Q. Isn't it frivolous to talk about the design of Bibles instead of the content?
You'll get no argument from me. It's much better to read a Bible that falls apart after a year of use than to own a finely-made edition that sits on the shelf, nothing more than an objet d'art. To be honest, though, when people make snide remarks about the superficial focus of the blog, as they occasionally do, I'm inclined to point out that a discussion like this isn't any more frivolous than just about every discussion taking place online. With so many English translations of the Bible in print, and so much substantial agreement between them, is it frivolous to discuss the instances where they differ? Not if translation is your passion. The same is true for design. It's not the most urgent issue in the world, but that's just fine. I wouldn't enjoy conversation very much if we were only permitted to shout.
And consider this: while design might seem invisible, it has a major impact on the way readers experience the text. I discovered this firsthand by reformatting the text of the KJV for college-age students. When the words looked right, they were much easier to understand than before. Good design can enhance a good translation, and improve a poor one.
Though we might not often think about it this way, a book is a technology for reading. When we spend time with our eyes focused on little ink squiggles ranged across a sea of white paper, the ink and the paper transform; a whole is created that is more than the sum of these elements. In this transformation, information is communicated.

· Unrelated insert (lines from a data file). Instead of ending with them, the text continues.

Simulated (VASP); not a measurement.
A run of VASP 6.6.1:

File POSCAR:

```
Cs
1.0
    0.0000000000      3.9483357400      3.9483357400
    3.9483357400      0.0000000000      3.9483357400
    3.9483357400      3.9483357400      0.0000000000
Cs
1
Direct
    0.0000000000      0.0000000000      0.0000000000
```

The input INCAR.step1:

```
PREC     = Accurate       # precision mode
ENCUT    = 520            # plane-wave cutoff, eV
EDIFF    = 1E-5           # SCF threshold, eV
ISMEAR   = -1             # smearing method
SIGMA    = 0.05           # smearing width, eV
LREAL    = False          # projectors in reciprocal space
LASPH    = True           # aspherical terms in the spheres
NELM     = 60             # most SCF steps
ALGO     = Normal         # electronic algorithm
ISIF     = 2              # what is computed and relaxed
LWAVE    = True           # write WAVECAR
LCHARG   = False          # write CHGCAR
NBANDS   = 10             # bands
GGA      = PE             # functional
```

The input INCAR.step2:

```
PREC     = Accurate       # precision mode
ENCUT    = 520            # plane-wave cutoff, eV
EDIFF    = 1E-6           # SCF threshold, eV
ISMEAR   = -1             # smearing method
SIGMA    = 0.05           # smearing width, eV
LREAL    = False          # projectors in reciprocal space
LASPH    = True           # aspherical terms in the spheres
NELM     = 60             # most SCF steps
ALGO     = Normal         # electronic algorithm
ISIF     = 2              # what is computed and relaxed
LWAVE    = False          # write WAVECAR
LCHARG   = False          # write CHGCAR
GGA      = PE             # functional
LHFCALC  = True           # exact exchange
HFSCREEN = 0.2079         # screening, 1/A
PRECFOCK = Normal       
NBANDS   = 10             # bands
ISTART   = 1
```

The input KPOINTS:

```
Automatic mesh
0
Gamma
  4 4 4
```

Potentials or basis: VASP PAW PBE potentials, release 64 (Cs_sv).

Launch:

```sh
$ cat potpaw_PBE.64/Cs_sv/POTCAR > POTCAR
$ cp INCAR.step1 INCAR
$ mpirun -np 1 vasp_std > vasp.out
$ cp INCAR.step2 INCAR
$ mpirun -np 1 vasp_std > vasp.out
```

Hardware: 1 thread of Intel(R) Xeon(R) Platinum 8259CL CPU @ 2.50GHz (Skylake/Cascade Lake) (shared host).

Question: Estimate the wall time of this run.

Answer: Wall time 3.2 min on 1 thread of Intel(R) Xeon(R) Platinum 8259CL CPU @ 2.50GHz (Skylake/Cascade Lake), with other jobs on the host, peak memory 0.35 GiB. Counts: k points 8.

In order to be read, the physical corpus of a book must, of course, be visible. However, in the process of reading, the book also becomes strangely invisible. What we seem to see, what we focus on, are the meanings and information that arise from the transformation of the ink squiggles and paper, not the squiggles and paper itself. And yet, we would not have any information conveyed at all if we did not focus entirely on the ink squiggles and paper itself.
In other words, if we want to talk precisely about the "there" of reading, we might find that this "there" is somewhat hard to pin down. Our mind's eye gets invovled, and these strange creatures we call "author's voice" and "intention" demand negotiation, the past and elsewhere bargaining with the here and the now. It can get confusing.
If you haven't spent time yet exploring Mark Bertrand's excellent blog posts about Bible construction, let me suggest this as a good starting point. I haven't been in contact with Mark yet, and I am not sure he shares my deep (and theory-laden) cynicism about mass-market Bible production. However, I have nothing but praise for what I have seen so far in my explorations of his site. I especially like his commitment to thinking of the end-user of a Bible (whatever the style or denominational commitment) as a reader, and not (as is too-often the case) as a consumer.
Which brings us back to the point made in his FAQ above. When a reader is at work, she does not consume - she creates. A reader is an active participant in the establishment of meanings from interaction with ink squiggles and paper. The book is not consumed in this process - though we can definitely point to books published with cheap materials and bindings that are damaged by this process. But, as Mark points out, this needn't always be the case.
What I am most fascinated by, however, is this matter of invisible design, hinted at above. The book is a technology, part of media technology. This means that the Bible, as a book, is a medium. As a medium, it can be seen both as a conveyance and as a conjurer of spirits - Holy and otherwise.
When we look at the Bible, when we look at this book, we see the book itself - but we also see invisible things. Meanings, intentions, designs, fonts, heft, interactivity, quality, smells, paper thickness - each of these tangibly and intangibly shapes our experience of the Bible as a book, and this is true for whatever Bible we happen to be holding.
In looking at the materiality of Scripture, we are chasing ghosts by focusing on the concrete object in front of us.